Intel TeraFlop Research Chip: A Glimpse of Things to Come

Intel Mar 14, 2007

This week Intel announced a test chip for its Terascale Computing Research program. The objective is to eventually bring super-computing into mainstream computing.

The Teraflops Research Chip is an 80 core design. Keep in mind that this is not an MPU architecture ready for commercialization but a test vehicle. An individual core does not have the same capability as the current complex cores in the 80-86 architecture. They are relatively simple in design.
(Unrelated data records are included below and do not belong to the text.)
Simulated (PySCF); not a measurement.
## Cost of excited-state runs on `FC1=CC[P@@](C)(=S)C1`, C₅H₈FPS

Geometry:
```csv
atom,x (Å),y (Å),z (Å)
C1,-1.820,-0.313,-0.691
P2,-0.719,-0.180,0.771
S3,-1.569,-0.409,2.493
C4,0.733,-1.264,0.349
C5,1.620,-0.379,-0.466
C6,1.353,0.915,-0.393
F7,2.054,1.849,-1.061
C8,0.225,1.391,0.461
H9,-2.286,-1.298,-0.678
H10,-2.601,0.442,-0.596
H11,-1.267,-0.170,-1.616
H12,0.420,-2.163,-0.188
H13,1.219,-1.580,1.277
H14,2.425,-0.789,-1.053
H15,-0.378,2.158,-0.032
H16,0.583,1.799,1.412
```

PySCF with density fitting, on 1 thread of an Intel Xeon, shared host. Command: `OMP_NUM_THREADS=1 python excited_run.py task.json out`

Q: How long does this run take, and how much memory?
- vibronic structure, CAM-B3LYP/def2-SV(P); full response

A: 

A tile includes a compute element and a router to connect to each nearest neighbor and to an SRAM chip in the "z" direction. The SRAM chip is a stacked memory above the MPU. The actual processing element consists of data memory, instruction memory, and two floating point engines. Any tile can communicate with any other tile via the router, 80 GB/sec. This is NOT an IA instruction set (standard x86) but a VLIW. This 80-core chip is NOT a product but a research vehicle. The research chip has 100 million transistors and is manufactured on Intel's standard 65nm process.

A key feature is the clocking scheme. Intel calls it mesochronous clocking. This is a modular clock as opposed to a single global clock. It allows for a fine grain power management thereby saving power. Intel claims energy efficiency of 16 gigaflops/watt.

Intel is exploring important technologies and techniques with this. Among these are

networking, they refer to "network on a chip"
clocking
fine grain power management
memory stacking
memory BW

One point Semico discussed with Intel was that with this kind of test vehicle there is the potential to explore new SW schemes in particular partitioning and virtualization for flexible and dynamic MPU designs. That is, various sets of tiles can be clustered together conceptually to perform specific functions in parallel with other such clusters performing other functions. These clusters could be adjusted in size or reconfigured dynamically depending on the application requirements.

Intel confirmed that this is precisely one of the areas they are exploring. Some of the functions or tasks that such a scheme could address are clusters of tiles performing speech recognition, vision, graphics, etc.

Intel did not discuss any road map for the commercialization of this technology nor any possible end product architecture.

Semico Spin

A Glimpse of the Future: The Continuing Evolution of the 80-86

For a long time the main focus for Intel and AMD was to keep increasing frequency in order to reach new performance levels. When it was clear they were hitting the thermal wall, both companies focused on increasing levels of internal parallelism and multi-core designs.

Along with AMD's announcement of Fusion and this recent development by Intel, we are seeing a deconstruction of the 80-86. Does anyone recall the RISC vs CISC debate? The 80-86 still looks like a CISC architecture to the SW developers, but internally it is becoming more and more of a RISC machine.

Intel and AMD are each taking a different approach. Intel did not actually say that this test chip will be the basis for a future generation 80Ãƒ-86. However, there is the possibility that future MPU designs will not be multiple complex cores, but smaller less complex cores in a flexible, reconfigurable topology. AMD's Fusion will be an integration of AMD's MPU technology with the graphics technology acquired from ATI. However, this is not a case of "bolting" a GPU core next to a CPU core. The MPU and GPU elements are broken down into smaller units. AMD refers to this as a flexible, modular design approach.

As consumers we had to wean ourselves off of the frequency metric for PCs and start thinking about efficiency. We have dual core MPUs and the single-chip quad-cores are on the horizon. The ultimate goal is to increase data throughput rate and keep the power consumption in check. Future MPU innovations from Intel and AMD will require new metrics for the consumer.